3. We can protect classified material because of the Classified Information Procedures Act (CIPA). It is not just classified information that is helpful to terrorist organizations. The list of people who might be identified as unindicted coconspirators that was turned over in 1995 was not classified, but it told al-Qaeda who was on the government's investigative radar screen. Moreover, CIPA does not shield all classified information from the terrorists — just the classified information the judge decides is neither discoverable under the rules nor relevant to the trial. If it is discoverable or relevant, the defense gets it. And in civilian court, the terrorists can demand to represent themselves, so the government can't shield the classified information from them as it can in the military system (where it can require them to have military lawyers with security clearances in order to get access to the discovery).

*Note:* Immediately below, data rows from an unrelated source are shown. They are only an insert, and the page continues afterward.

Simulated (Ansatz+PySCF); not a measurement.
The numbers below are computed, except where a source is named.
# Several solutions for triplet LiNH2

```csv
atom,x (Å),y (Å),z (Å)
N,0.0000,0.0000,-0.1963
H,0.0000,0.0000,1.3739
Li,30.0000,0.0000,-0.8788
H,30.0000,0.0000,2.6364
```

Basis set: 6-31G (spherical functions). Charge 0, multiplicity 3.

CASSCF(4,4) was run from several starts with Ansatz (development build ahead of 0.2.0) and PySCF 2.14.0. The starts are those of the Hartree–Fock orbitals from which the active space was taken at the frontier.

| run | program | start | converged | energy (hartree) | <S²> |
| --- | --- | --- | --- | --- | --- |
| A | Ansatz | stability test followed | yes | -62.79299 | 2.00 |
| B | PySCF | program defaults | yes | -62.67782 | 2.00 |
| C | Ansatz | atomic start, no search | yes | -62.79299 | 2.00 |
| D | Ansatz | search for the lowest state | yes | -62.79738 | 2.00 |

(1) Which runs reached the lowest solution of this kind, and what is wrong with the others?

The Left seems to always complain that too much information in government is classified.
Implicitly, Holder is now suggesting that we classify far more information than we otherwise would to bring it under the protection of CIPA. In addition, CIPA requires that all classified information issues be litigated (including any appeals) prior to trial. If we classify everything, that's going to require a mammoth pretrial trial and appeal before the actual trial happens. And, even if you did that, CIPA cannot control what goes on in the courtroom once witnesses start answering questions and blurting out information — and once the defense lawyers start asking questions about classified information in order to provoke the prosecutors into objecting (defense lawyers often don't care about the answers to these questions; they ask for the purpose of inducing the prosecutor to object and make the government look like it is hiding important information from the jury).
4. Classified information procedures in the Military Commissions Act that would apply at military commissions, are "based on" the CIPA that applies in civilian trials. They may be "based on" the CIPA rules, but they are not the same as the CIPA rules. The MCA provisions (Sec. 949(j)(c)) expressly provide for (1) deletions of classified material from discovery documents made available to the accused; (2) the withholding of methods and sources of intelligence collection from the accused; and (3) the deletion of classified information from exculpatory evidence. It is true that, whether you're in civilian or military court, the executive branch gets the opportunity to propose a substitution (e.g., an unclassified summary of the information) rather than surrender the classified information. But in civilian court under CIPA, the presumption is that if classified information is relevant under the rules of evidence, the accused gets access to it. In military court under the MCA, the presumption is that classified information gets withheld, especially if it involves methods and sources of intelligence.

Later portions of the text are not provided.